As does the beech hedge, although not neat and tidy this year as we missed the moment it is still beautiful.

Clematis in waiting

Another of my favourites is this clematis which looks totally dead but will magically come back to life and produce drooping deep burgundy flowers to glisten from its shady corner.

On the whole the garden seems a bit behind this year, I was expecting bulbs pushing through and the Hellebores at least in bud if not in flower. Am I deluded and thinking of the end of January instead of December or has it perhaps been too warm, does the garden need a good freeze to begin to grow again?

Potted cat
As I go back in Blue settles down in a pot of grasses, which seems to have become garden furniture for cats, to keep an eye on her domain.

Tuesday, 25 December 2007

Happy Christmas

Hope you are all having a great christmas day, glimpses of our christmas can be had here:

Merry Christmas from the Staffords

But not too bad

Quite early


And another


A Hit

DS light

Fresh orange juice

Damp grey winter walk

suffering from sudden foot growth

sunset, loughborough 4.00pm christmas day

Thanks every one for your wonderful presents.

Monday, 24 December 2007

Twas the night before the night before christmas

Beth has been getting more and more excited about Christmas, and with it more and more noisy, so it was relatively easy decision to allow her to accept a last minute invitation to a birthday sleepover.
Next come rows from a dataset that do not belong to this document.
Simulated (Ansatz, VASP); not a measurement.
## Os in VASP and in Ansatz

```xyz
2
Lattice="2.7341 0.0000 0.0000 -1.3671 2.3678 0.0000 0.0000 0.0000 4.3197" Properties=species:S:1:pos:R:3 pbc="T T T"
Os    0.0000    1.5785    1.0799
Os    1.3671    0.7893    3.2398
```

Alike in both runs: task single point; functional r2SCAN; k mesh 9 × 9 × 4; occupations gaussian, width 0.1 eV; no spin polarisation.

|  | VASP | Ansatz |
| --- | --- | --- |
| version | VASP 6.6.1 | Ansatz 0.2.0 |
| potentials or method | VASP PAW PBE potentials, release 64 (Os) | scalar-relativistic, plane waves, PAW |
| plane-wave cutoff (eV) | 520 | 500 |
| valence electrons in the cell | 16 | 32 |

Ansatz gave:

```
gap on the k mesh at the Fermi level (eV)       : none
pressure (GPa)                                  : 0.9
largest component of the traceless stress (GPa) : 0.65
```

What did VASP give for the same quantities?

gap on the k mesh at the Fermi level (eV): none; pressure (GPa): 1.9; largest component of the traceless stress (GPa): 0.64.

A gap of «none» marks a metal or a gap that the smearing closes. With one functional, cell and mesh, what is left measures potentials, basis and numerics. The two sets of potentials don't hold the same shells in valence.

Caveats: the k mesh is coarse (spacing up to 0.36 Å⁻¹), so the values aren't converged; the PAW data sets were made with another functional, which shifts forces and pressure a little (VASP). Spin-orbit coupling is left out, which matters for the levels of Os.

So the packing commenced: first the babies had to be dressed, swaddled and tucked into their car seats,
next the case packed with provisions for said babies, oh and a spare pair of knickers for Beth.

They were delighted to see each other and I tried to capture this,

Oh well, third time lucky.

Happy Birthday Bea
Happy eighth birthday Bea.


Beth is dyslexic amongst other dys's and became so stressed in school from the demand to perform and be independent before she was ready that for the sake of her mental health we deregistered her and she is now home educated. We have taken it very easily and done no school work at all, just lots of outings, educational tv, cooking, sewing and being read to.

On Saturday she asked to read to me for the first time in months, and read all the way through 'The Tinder box' with very little help. She worked really hard and by the end I was totally exhausted from holding my tongue and letting her work the words out.

just as we started home education in October 2006 another home educator, soon to become a good friend advertised free books from a school that had recently closed down. This book from the Ginn reading scheme was one of the books I picked up then. It is well pitched for Beth as it is a classic fairy tale so the plot is good in spite of the limited and repetitive language. In fact the repetitive language is an integral part of this style of literature.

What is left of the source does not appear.